This should be a fairly simple problem, but I've gotten it wrong a dozen times.
I have two vectors, vector $\vec{N}$ in the x-z plane with a slope of $\frac{1}{8}$, and $\vec{E}$ in the y-z plane with a slope of $\frac{1}{4}$.
The angle between two vectors is defined by:
$$\theta=\arccos(\frac{\vec{N}\cdot\vec{E}}{\vert{N}\vert\vert{E}\vert})$$
I start by finding the component form of each vector for the $i,j,$ and $k$ directions.

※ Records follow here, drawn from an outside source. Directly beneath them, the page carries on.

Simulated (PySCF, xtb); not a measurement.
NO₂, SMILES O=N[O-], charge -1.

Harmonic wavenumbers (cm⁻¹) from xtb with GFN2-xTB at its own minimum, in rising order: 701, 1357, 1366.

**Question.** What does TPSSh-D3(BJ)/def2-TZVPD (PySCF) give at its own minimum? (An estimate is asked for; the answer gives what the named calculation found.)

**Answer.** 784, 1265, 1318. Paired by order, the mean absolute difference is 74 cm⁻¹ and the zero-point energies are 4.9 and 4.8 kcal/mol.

$$\vec{N}=\langle{i,0,k_N}\rangle$$ since the slope is $\frac{1}{8}$, $k_N=\frac{i}{8}$, $$\vec{N}=\langle{i,0,\frac{i}{8}}\rangle$$ Same goes for $k_E$ of $\vec{E}$ with the slope of $\frac{1}{4}$. $$\vec{E}=\langle{0,j,\frac{j}{4}}\rangle$$ The dot product of the two is simple because the first two products are zero. $$\vec{N}\cdot\vec{E}=\frac{ij}{32}$$ Now I look for the magnitude of each vector. $$\vert{N}\vert=\sqrt{i^2+0^2+(\frac{i}{8})^2}$$ $$=i\frac{\sqrt{65}}{8}$$ Then the $\vec{E}$ vector comes out to $$j\frac{\sqrt{17}}{4}$$ so $$\vert{N}\vert\vert{E}\vert=\frac{ji\sqrt{1105}}{32}$$ This works really well for finding $\frac{\vec{N}\cdot\vec{E}}{\vert{N}\vert\vert{E}\vert}$ because $32, i,$ and $j$ cancel out. $$\frac{\vec{N}\cdot\vec{E}}{\vert{N}\vert\vert{E}\vert}=\frac{1}{\sqrt{1105}}$$ Finally, I solve for $\arccos(\frac{\vec{N}\cdot\vec{E}}{\vert{N}\vert\vert{E}\vert})$ to get $\theta$. $$\theta=\arccos(\frac{1}{\sqrt{1105}})$$ $$\approx{1.54}$$ in radians.
This is wrong. The answer is $\approx{1.6}$ radians. Where did I go wrong?
EDIT: corrected the planes, this won't have an effect on the answer
So $\vec{N}\neq <i,0,i/8>$, likewise $\vec{E} \neq ⟨0,j,j/4 ⟩$. try $\vec{N}= <0,j,k/8>$ and $\vec{E}=⟨i,0,k/4 ⟩$.